Prochlo Strong privacy for analytics in the crowd
Today system analytics is critical for software development. For example, to gauge API adoption and find APIs to deprecate. Note that there could be millions of applications and thousands of APIs. Usually these data are collected into centralized databases on which various analytics are carried out. But these data may contain highly private information. The problem is how to handle the privacy data carefully?
In this paper, Bittau et al. proposed a simple architecture for designing solution for how to solve this problem. The proposed architecture, called ESA, consists of three components. “E” stands for “encode” which encodes data at the client side. “S” stands for “shuffle” which works at the intermediate level to provide anonymity by shuffling data. “A” stands for “analyze” which performs analytics on the server side. This work has a particular emphasis on fitting to software engineering, as it is driven by the practical needs (development of Fuchsia and Chrome).
The problem of the naive approach, collecting data to the centralized databases and then analyzing, is that the reports of some uncommon API in an unpopular application could uniquely reveal the activity of a certain user. K-anonymity failed to solve this problem because of vulnerability of intersection attacks, statistical inference from auxiliary data. To defense this naive approach, the defenders need to reason about what the attacker want to do and what they have already known, which is a very challenging job.

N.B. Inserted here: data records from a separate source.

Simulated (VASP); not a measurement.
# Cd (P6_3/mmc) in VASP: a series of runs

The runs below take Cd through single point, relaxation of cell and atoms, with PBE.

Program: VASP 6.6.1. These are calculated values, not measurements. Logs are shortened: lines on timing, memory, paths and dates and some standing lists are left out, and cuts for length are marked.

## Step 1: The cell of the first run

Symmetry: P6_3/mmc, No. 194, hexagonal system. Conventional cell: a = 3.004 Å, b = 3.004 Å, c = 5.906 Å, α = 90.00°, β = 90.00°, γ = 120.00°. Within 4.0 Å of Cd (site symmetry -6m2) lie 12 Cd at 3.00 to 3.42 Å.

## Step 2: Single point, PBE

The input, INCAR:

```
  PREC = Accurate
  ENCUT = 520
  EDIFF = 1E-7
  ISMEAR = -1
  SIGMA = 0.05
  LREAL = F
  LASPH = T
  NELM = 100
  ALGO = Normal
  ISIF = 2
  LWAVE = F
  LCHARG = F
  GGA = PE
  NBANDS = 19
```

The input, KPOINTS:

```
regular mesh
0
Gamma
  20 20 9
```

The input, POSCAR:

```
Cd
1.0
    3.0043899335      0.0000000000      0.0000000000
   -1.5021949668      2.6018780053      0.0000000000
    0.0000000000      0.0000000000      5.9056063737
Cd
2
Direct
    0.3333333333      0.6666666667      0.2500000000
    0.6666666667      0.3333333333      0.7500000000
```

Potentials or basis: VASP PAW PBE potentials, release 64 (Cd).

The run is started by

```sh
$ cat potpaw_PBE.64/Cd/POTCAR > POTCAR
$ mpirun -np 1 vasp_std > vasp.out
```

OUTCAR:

Today differential-privacy is the gold standard because of the strong notation it provides. The defender does not need to reason about what the attacker might know and what they are trying to do anymore. What the attacker can do is bounded by the parameter epsilon. As a result, the output of the analytics under differential-privacy is safe. However, although the output of the analytics is safe, there still will be centralized databases serving the DP analytics. The defender has to protect the databases forever. An alternative approach is so called “randomized & local DP” which basically adds random noises in user’s response. However, it is not good for multidimensional sparse data questions. The results it gives are too statistical and contain too much noise, making it impossible to be used for API monitoring.
Local DP is a way of encoding user response and ESA provides other encoding strategies. “t-secret” sharing splits a secret S in a filed F into arbitrary shares S1, S2, … so that any t-1 or fewer shares statistically hide all information about S. Filtering provides a way to let the analyzer to select certain APIs of certain applications. Sampling allows the analyzer to sample the data, collecting data of certain APIs of certain applications from certain users. Fragmenting enable the analyzer to collect data which will be fragmented into different reports from all users. By sending multiple reports for a user’s data, the user is hidden in a crowd of identical fragments.
But to hide in a crowd, anonymity is required. That is where the Shuffle kicks in. Shuffling strips away IP and metadata, creates big crowd by delaying and batching, and randomly shuffles the reports to break the linkage between fragments and hide the ordering and timing information. Note that the authors’ “express goal” is to have large latency. This actually a feature as well as a obvious limitation of such approach. However, the in-class discussion suggests that shuffling maybe the only way to provide real anonymity and the latency is destined to be large.
Nested onion encryption is used to protect the data in and after the encoding step. The encryption layer goes into the shuffler which will removes the outer layer of the encryption and shuffles the envelopes. Note that due to nested onion encryption, the envelopes are still encrypted for the analyzer. The new problem is that the shuffling process must be protected, isolated and opaque. There are risks such as insider risk, accidental server log, etc. Therefore the implementation of the shuffling must be hardened. In the implementation, Prochlo, the shuffler of the ESA is hardened by SGX and a novel oblivious shuffling algorithm.
The experiment result shows that Prochlo out performs alternative methods (Partition and RAPPOR) by a significant margin in terms of data utility. And Prochlo can provide strong privacy promise than K-anonymity with a marginal cost of utility. In fact, the system has been used in Google’s Fuchsia project.